2. Reported return on average total equity (ROE) equals net income attributable to owners divided by the monthly average of total shareholders' equity attributable to the PLC's equity holders for the same period; annualised where applicable.
3. Underlying return on average total assets (ROA) equals underlying net income of the period divided by monthly average total assets for the same period; annualised where applicable.
4. Reported return on average total assets (ROA) equals net income of the period divided by monthly average total assets for the same period; annualised where applicable.
5. Return on average total equity (ROE) before credit loss allowance equals net income attributable to owners excluding all credit loss allowance divided by the monthly average of total shareholders 'equity attributable to the PLC's equity holders for the same period.
6. Underlying cost to income ratio equals total underlying operating expenses for the period divided by the total revenue for the same period. (Revenue represents the sum of net interest income, net fee and commission income and other non-interest income).

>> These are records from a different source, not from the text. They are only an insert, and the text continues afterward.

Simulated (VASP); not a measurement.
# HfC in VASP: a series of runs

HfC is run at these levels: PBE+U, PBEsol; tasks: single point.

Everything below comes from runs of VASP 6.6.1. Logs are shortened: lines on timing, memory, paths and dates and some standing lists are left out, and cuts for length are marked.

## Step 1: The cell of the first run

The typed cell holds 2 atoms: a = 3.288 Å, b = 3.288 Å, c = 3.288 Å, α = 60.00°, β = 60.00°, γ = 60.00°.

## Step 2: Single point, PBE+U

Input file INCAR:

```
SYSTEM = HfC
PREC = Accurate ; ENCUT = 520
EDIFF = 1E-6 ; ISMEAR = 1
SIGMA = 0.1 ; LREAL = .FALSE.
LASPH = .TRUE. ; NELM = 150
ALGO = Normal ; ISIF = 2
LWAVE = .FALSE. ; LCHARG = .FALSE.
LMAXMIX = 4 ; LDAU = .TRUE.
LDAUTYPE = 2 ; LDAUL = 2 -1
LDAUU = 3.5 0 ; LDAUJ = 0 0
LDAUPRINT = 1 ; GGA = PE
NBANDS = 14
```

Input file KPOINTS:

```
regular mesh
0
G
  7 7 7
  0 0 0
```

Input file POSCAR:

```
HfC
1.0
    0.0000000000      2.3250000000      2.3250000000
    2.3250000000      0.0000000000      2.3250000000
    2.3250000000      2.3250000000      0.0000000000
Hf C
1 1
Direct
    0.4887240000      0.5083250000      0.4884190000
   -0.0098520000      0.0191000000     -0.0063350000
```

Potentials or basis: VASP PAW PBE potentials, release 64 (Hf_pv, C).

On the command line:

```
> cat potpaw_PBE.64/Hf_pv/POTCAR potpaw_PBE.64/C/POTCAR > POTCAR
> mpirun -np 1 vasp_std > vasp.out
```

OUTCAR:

7. Reported cost to income ratio equals total operating expenses for the period divided by the total revenue for the same period. (Revenue represents the sum of net interest income, net fee and commission income and other non-interest income).
8. Net interest margin (NIM) is net interest income divided by monthly average interest-earning assets; annualised where applicable. Interest-earning assets include investment securities excluding corporate shares, net investment in finance lease, net loans, and amounts due from credit institutions. The latter excludes all items from cash and cash equivalents, excludes EUR mandatory reserves with NBG that currently have negative interest, and includes other earning items from due from banks.
9. Risk Adjusted Net Interest Margin is NIM minus the cost of risk without one-offs and the currency effect.
10. Loan yields equal interest income on loans and advances to customers divided by monthly average gross loans and advances to customers; annualised where applicable.
11. Risk Adjusted Loan yield is loan yield minus the cost of risk without one-offs and currency effect.
12. Deposit rates equal interest expense on customer accounts divided by monthly average total customer deposits; annualised where applicable.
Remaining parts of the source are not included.